When you go through a divorce you long for that day when the Judge finally signs your final judgment of dissolution of marriage and closes your case so that you can focus on rebuilding your life and moving on with your other pursuits. Usually folks tend to look forward to life “after divorce”, to the new opportunities, new challenges and new relationships. The last thing that you want to worry about is your now ex-spouse.

However, until July 1, 2012, this type of “forward looking” approach of looking at your newly single status as an opportunity to perhaps do it again but do it “better” and “smarter” and of trying to erase all memories of your former spouse might have made your former spouse a beneficiary of your non-probate or non-trust assets. In other words, until July 1, 2012, it was possible for your former spouse to be a beneficiary of your life insurance policy, your pay-on-death accounts, and your individual retirement accounts.

You might ask yourself, “how is that possible?” You just got divorced – you are free! Your money is your money and your former spouse is as much entitled to your assets as a stranger.

Prior to July 1, 2012, your divorce invalidated only your will provisions and revocable trust provisions for the benefit of your former spouse unless your final judgment (which usually incorporated your marital settlement agreement) stated otherwise.

This means that if you had a last will leaving property to your spouse and when you got divorced you never changed your will, the law treated your ex-spouse as having predeceased you, the testator. The same was true for the revocable trusts.

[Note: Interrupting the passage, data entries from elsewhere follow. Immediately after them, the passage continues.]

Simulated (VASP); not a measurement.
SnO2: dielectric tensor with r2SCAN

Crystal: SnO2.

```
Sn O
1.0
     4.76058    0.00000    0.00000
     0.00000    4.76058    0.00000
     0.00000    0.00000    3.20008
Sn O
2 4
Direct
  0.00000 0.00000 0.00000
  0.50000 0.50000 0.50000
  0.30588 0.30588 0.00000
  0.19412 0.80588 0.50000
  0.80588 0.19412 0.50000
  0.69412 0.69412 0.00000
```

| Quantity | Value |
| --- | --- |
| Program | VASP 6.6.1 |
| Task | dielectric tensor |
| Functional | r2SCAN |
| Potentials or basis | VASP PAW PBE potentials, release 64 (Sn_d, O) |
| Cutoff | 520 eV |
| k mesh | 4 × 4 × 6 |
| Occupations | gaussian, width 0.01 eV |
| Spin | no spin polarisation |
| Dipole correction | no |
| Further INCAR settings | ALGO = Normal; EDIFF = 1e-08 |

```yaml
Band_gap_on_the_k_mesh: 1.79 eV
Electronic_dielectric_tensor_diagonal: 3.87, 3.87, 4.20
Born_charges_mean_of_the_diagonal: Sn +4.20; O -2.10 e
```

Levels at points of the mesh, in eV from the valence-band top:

However, effective July 1, 2012, the new Florida law now addresses beneficiary designations on non-probate or non-trust assets. If you get divorced after July 1, 2012, your “forward looking” approach will no longer have an inadvertent effect of entitling your former spouse to receive your assets under beneficiary designation of your life insurance policy, or your pay-on-death account, or your individual retirement account, just to name a few. The new law, Section 732.703, Florida Statutes, voids that designation when your marriage is terminated by divorce or annulment, unless an exception applies.

Although this statute has filled in some gaps, the new statute still leaves a lot of assets and accounts untouched. Therefore, it is still crucial to revisit all of your estate planning documents after you get divorced. Give your estate planning attorney and financial adviser a call to ensure that your estate planning documents reflect your post-divorce goals.

For one thing, the new statute does not apply to assets held as joint tenants with rights of survivorship. So don’t forget to review these accounts when you revisit your other estate planning documents after your divorce is final.

For other exceptions and complete statutory language, please review Section 732.703, Florida Statutes, in its entirety.